The administrator of The Black Speech School has published some very interesting information on the Black Speech by Tolkien himself (published in Parma Eldalamberon #17, 2007). This obviously has quite a lot of impact on the Zhâburi project. The very name of Zhâburi should probably be changed to Zhâburum because we learn that the –um ending really is a definite article or particularizing suffix. What is interesting here is that Zhâburi has both a definite article –i and particularizing suffix –ashi. This seems to be the end of Zhâburi B but I think of Zhâburi B can be used in Zhâburum. I will probably start with a analysis on what must be changed.

Here is the whole text which was published on the forum of The Black Speech School.

The journal “Parma Eldalamberon” #17 published an analysis of “Ring Inscription” by J.R.R. Tolkien, made after the publication of “The Lord of the Rings”. And it contains important remarks which change a current widespread view on Black Speech! It was published in 2007 but for mysterious reasons they were not used in later analyses of Black Speech, while ‘orc-curse’ from the same journal was. (Shadowlandian was finished in 2004)

I will quote them here with important phrases emphasized with red color by me:

J.R.R. Tolkien wrote:

durb-at=ulûk: durb-, constrain, force, dominate; at, verb ending (like a participle) (durbat = constraining, of a sort to constrain)1); ulûk, verbal ending expressing objects (particles indicating ‘subject’ were usually prefixed2)) 3rd person pl. “them” (ul) in completive or total form “them-all”.

1) ending ‘-at’ is some form of participle which can be translated as infinitive (“to rule”) and gerund (“constraining”); so the combination of such characteristics resembles Latin’s gerundive (see Wikipedia), which can be translated the same ways, and was sometimes used instead of future participles. Gerundive will be very suitable for translation of Ring Inscription into Latin.

2) for many years authors of Neo Black Speech dialects were copying either English or Quenya grammar (as  the Shadowlandian dialect used here). wrote:

Cf. Aragorn’s exclamation when he found the sapling of the White Tree: Utúvienyes!, “I have found it!” (utúvie-nye-s “have found-I-it”; LotR3/VI ch. 5)

In Shadowlandian it will follow the similar pattern: “Gimbuzizgta” or “Gimbuzta-izg”
It’s not clear from Tolkien’s remark, if all verbs have prefix of person or only when the subject was a pronoun, if subject pronouns were sometimes suffixed, written standalone or both, but at least we now sure that Classical Black Speech had prefixes too.

also we now have a confirmation that “-ûk” may be translated as “completely, totally” and not just “all”

J.R.R. Tolkien wrote:

in the archaic ring-inscription burzumishi is evidently made up of this stem3) + a particularizing suffix or ‘article’ um4), and an enclitic ‘preposition’ ishi ‘in, inside’.

3) it’s about stem “bûrz”, in LOTR it was written “búrz” but here Tolkien use circumflex (^) instead of accent mark.
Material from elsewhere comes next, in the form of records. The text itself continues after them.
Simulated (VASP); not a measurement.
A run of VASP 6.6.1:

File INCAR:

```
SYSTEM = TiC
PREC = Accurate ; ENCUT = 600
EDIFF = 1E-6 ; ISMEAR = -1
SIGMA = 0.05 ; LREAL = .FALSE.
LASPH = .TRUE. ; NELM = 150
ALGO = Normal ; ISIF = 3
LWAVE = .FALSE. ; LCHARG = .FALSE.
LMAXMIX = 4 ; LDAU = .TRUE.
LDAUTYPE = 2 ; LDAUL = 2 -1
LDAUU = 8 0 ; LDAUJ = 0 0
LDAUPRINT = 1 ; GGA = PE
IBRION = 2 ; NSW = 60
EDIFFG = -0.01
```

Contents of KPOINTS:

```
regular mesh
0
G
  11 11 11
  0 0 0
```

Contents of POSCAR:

4) so ‘-um’ means not an abstract noun, but an article (“in the darkness”).

Changing some cases, again?

Just as I thought that my case system was stable I have started to think about changing the Possessive and the Equative cases. The current endings are –ba for Possessive and –da for Equative. The Possessive have been stable since I devised it but I changed the Equative case not long ago from –bi to –da, the former was taken from/Quenya ve (prep. “as, like, similar, after the manner [of]”) and the latter taken from the Hurrian Equative.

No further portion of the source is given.